Helm is the package manager for Kubernetes, it enables us to configure and deploy various Kubernetes resources using Helm Charts. Below are a few examples of charts that you can use to install applications into Kubernetes.
Let's deploy the wordpress Helm Chart. First let's see what resources get deployed.
helm repo add bitnami https://charts.bitnami.com/bitnami
helm install wordpress --create-namespace --dry-run -n wordpress bitnami/wordpress
This should print out all the resources this chart will create, followed by the instruction on how to access the wordpress installation once the deployment is done.
Let's deploy the Chart.
helm install wordpress --create-namespace -n wordpress bitnami/wordpress
Once you have inspected the installed resources you can delete the installation by running the following command.
helm delete wordpress -n wordpress
kubectl delete ns wordpress
We can also use Helm charts to define our own applications so can we dynamically apply configuration and deploy our applications.

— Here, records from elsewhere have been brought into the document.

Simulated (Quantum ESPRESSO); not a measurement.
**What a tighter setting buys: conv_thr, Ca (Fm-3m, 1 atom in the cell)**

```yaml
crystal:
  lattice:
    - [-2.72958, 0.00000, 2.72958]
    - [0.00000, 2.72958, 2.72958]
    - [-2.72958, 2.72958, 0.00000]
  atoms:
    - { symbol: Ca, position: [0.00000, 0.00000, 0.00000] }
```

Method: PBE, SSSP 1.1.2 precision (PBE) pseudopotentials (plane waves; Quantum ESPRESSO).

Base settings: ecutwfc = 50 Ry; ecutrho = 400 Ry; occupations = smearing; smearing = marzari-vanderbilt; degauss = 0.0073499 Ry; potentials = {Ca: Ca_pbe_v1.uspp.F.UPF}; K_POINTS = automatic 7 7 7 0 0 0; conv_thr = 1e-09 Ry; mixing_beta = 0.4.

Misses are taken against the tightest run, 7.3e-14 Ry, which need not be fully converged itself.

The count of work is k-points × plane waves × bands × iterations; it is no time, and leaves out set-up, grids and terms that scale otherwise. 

Go through the following sections of the Chart Template Guide at the Helm docs:
- Getting Started
- Built-in Objects
- Values Files
- Template Functions and Pipelines
- Flow Control
- Variables
- Debugging Templates
We will spend the rest of this lab trying to deploy a sample application to Kubernetes using Helm and Azure DevOps. The idea is that you deploy the application to a test environment and then on to a production environment.
These environments need to to have their own resources and should be configured seperately.
The sample application to deploy can be found here. By modifying an environment variable called WelcomeMessage
, you can change the welcome message displayed at the website.